How do you clean a power amplifier. Here are some responses from the SynAudCon forum.
Tips from the He(a)rd
I have a question about cleaning a power amplifier. We recently acquired an amp from a private source that has obviously spent most of its life in a bar, as it has a strong smell of cigarettes. We plan to use it as a rental and loan unit, but as most of our clients are churches, we can’t use it smelling as it does. Will it hurt the unit if I let it soak entirely submersed in a tub of hot soapy water for a while and then give it a thorough but gentle scrubbing, followed by a drying out with the heat gun? Any other suggestions for cleaning it? Normally I would just blow it out with compressed air, but the limited amount of dust that is inside is sticking to the surfaces. Thanks.
I’ve never done this with a power amplifier, and I was less than a willing participant (less than a believing participant?) when we used a car wash (yes a car wash) to clean a console that had clearly been through the works. The chief engineer had read something in Broadcast Engineering about this solution, even dug out the issue and let me read it when I questioned his sanity.

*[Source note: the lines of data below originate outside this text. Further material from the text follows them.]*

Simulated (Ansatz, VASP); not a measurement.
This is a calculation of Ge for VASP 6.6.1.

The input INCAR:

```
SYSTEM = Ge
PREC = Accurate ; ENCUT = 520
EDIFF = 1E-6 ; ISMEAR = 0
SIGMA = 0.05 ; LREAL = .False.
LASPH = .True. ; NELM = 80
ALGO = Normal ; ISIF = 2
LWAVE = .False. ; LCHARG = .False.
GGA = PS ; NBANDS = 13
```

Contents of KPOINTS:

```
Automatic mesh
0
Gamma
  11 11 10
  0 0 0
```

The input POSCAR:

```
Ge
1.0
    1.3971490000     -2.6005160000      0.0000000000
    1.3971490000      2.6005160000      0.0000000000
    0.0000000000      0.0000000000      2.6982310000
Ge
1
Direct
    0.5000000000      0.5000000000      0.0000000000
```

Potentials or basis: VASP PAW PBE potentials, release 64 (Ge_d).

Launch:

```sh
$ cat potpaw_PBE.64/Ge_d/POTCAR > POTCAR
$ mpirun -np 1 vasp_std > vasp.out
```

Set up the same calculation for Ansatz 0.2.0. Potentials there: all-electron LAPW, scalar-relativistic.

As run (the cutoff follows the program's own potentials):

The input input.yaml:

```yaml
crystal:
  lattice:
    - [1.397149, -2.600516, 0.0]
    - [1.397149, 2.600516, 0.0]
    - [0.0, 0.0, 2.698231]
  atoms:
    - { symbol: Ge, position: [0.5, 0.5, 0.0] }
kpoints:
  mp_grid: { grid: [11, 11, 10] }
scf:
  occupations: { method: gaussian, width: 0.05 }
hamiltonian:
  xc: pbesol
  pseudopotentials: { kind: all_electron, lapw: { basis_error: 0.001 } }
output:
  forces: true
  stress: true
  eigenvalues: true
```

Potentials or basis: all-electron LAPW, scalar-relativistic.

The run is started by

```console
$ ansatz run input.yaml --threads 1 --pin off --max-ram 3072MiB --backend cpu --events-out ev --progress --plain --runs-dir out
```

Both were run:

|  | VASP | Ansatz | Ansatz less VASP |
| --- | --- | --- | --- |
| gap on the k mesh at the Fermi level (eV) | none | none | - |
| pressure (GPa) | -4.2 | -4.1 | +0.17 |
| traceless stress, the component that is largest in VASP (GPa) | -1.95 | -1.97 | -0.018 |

I’m a believer now… We did remove all the faders (they weren’t sealed), and we did disassemble it before washing it, but it worked, and looked as good as new when we finished. Amazing I tell you…
Go for it. I would recommend “Purple Power.” It’s a cleaner/degreaser that is a solvent to nicotine and whatever other nightclub sin residue is over your amp. You can buy it at Home Cheapo, etc. I dilute it about 10:1 with water. Put it in a spray bottle, spray down the amp and rinse. You will see a stream of mud come rinsing out of the amp.
Get as much water out as you can with an air compressor, especially around inductors, under chips, behind boards, etc. Let it further dry out for a day before you power it up.
I know it sounds kind of barbaric, but the only thing I ever killed with this method was a muffin fan in a light fixture.
My contemporaries gasp when they see me hosing down the guts of a 4500 lumen video projector, but they marvel at the image quality improvement once all the bar muck is cleaned out.
I can remember Fred Fredericks of TOA telling me they would often put cruddy circuit boards in the dishwasher (low heat).
When I was working at Crown in 1971 we had a fire that destroyed the plant. We were able to salvage some of the amplifiers for personnel use and in the plant. We washed the units in soapy water and dried them in an oven at 150 degrees. It is important to get the water out of the transformers. The car wash trick sounds as good as anything and then dry it in a warm place or oven.